Hot Stamper Pressings of the Music of Paul Simon Available Now
Click on the link below to read the story behind an interview conducted by a well-known reviewer of an engineer who was tasked (by whom I wonder?) with remastering Graceland on Heavy Vinyl.
He apparently had never played an original Sterling-mastered copy of Graceland. Either that, or this engineer thought the original “needed improvement,” the kind supplied by taking a hatchet to the sound of the original tape.
Analogplanet Visits Sterling Sound and Interviews Mastering Engineer Ryan K. Smith
The interviewer apparently does not know how bad the new version sounds, but we had no trouble recognizing its awfulness here at Better Records. As a public service, we soon set about describing what we heard when we put this remastered piece of junk to the test.
Up against a properly-mastered, properly-pressed early pressing, it earned a failing grade.

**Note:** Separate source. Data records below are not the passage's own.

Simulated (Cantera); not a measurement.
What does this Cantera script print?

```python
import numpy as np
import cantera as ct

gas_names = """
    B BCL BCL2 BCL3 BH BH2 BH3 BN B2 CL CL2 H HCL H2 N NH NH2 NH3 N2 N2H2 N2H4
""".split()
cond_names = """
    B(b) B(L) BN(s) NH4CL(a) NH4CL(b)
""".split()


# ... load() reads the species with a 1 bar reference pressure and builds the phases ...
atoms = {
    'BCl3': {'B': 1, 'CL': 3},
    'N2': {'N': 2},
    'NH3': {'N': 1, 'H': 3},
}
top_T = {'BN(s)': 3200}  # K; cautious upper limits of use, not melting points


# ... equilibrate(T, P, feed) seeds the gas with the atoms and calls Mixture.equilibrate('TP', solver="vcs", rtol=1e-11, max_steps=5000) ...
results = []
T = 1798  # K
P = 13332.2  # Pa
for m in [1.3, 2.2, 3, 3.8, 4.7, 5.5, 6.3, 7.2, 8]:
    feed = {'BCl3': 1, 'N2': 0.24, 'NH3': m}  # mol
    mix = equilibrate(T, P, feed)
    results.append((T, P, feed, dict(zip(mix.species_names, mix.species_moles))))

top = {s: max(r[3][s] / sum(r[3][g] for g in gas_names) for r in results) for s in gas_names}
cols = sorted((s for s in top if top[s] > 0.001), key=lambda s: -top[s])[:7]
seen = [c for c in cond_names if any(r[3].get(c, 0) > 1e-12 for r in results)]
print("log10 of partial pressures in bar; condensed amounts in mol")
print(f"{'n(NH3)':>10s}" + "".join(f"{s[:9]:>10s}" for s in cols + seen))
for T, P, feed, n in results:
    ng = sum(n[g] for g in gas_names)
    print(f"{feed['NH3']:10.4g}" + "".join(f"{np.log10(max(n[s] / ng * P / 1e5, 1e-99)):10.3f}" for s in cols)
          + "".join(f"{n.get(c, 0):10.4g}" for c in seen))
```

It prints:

Is it the worst version of the album ever pressed on vinyl? Hard to imagine it would have much competition.
The title of our review gives away the game:
The reviewer who interviewed the remastering engineer responsible for this and no doubt many other awful sounding records has never been able to tell a good record from a bad one, and he carries on that tradition with Graceland.
Ryan Smith, the hack who cut this album, has done quite a lot of work for Analogue Productions. We can’t say we’ve played many of his recuts, but the ones we have played are hopelessly bad, with the overly smooth sound so much in vogue today.
We played his recut of Scheherazade, and rather than just give it the failing grade it deserved, we explained how any audiophile could go about using its mistaken EQ in order to recognize what is wrong with it, and of course, others like it.
(Contrary to popular opinion, it is no better than Bernie Grundman’s bad sounding version from the 90s, the one he cut for Classic Records.)
One of my good customers read this rave review from this same reviewer for the Texas Hurricane Box Set and made the worst mistake any audiophile can make: he believed it.
“His overdriven Stratocaster sound is one that guitar aficionados never tire of hearing live or on record, especially when it’s well recorded. … Yet again, Chad Kassem sets high the box set reissue bar delivering a “must have” package for SRV fans, every bit the equal of the one Doors fans have come to cherish. …every one of these records betters the originals and by a considerable margin. It is not even close…You’ve never heard these albums sound like this. That is a 100 % guaranty. …this is an impeccably produced box set physically and especially sonically. It’s the best these albums have ever and probably will ever sound.” — Music = 9/11; Sound = 10/11 — Michael Fremer
Sure, he’s out $400, but on the bright side he’s now learned a lesson he is very unlikely to forget.